Oral Invasion and Self-Defence

Richard F. Sterba, M.D.

In her paper 'Negativism and Emotional Surrender', presented at the International Congress in Amsterdam in 1951, Anna Freud pointed out that certain children go through a negativistic stage in their early development. These negativistic children refuse the slightest demand or assistance from the part of their surroundings, because they want to be independent. Such negativistic behaviour might be repeated in pre-adolescence, in adolescence, and to an extreme degree in psychosis. In the case of such negativism any approach on the part of the surrounding persons is experienced as a claim or a hostile attack.

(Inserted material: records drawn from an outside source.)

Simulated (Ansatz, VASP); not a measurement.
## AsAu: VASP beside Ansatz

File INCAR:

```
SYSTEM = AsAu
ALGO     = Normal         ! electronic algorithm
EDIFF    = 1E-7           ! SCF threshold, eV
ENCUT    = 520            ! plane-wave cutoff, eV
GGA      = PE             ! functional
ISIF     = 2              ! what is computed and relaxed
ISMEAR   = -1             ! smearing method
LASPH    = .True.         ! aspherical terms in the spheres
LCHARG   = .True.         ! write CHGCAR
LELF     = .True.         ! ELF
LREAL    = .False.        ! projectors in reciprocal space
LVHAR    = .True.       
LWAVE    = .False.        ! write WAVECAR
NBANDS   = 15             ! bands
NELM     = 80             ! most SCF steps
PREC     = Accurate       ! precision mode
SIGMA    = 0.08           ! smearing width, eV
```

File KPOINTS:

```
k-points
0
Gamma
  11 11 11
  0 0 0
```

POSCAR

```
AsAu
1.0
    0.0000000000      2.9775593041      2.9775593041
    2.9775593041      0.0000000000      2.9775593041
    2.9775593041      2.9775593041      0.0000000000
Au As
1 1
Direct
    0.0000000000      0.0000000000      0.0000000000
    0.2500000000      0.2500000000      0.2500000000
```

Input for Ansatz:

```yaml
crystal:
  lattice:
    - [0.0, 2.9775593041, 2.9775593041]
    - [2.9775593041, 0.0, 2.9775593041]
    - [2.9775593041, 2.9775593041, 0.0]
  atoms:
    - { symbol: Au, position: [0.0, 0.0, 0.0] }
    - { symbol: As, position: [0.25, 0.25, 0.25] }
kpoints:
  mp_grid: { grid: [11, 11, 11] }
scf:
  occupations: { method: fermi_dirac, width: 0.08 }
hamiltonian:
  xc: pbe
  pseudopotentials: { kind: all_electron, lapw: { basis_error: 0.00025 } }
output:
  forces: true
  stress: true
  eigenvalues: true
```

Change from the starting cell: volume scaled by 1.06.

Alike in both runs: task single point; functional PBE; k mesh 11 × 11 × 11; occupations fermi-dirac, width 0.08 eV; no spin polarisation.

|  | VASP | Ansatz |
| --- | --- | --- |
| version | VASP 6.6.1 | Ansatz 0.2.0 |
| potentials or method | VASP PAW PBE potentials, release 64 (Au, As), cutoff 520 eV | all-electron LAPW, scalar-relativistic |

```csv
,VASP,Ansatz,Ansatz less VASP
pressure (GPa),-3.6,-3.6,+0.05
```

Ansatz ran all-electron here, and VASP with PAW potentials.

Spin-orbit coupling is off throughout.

Anna Freud enumerated the explanations given for this type of behaviour, such as early disappointment in the love object, early seduction, temptations by the object, excessive narcissism. All of these explanations she found insufficient to explain this type of negativism. Anna Freud pointed out as an important reason for the negativistic attitude that for these persons love is a loss and not a gain. Love for them means impoverishment and subjugation. In these persons there exists the misconception and fear that to love anyone means to surrender to the object to an extent which would make them lose their own identity and would transform them into the person whom they love. They would thus be 'invaded' by the love object. Anna Freud illustrated this negativism with very impressive case material. One of her cases in particular demonstrated the fear against which the negativism was established as a defence.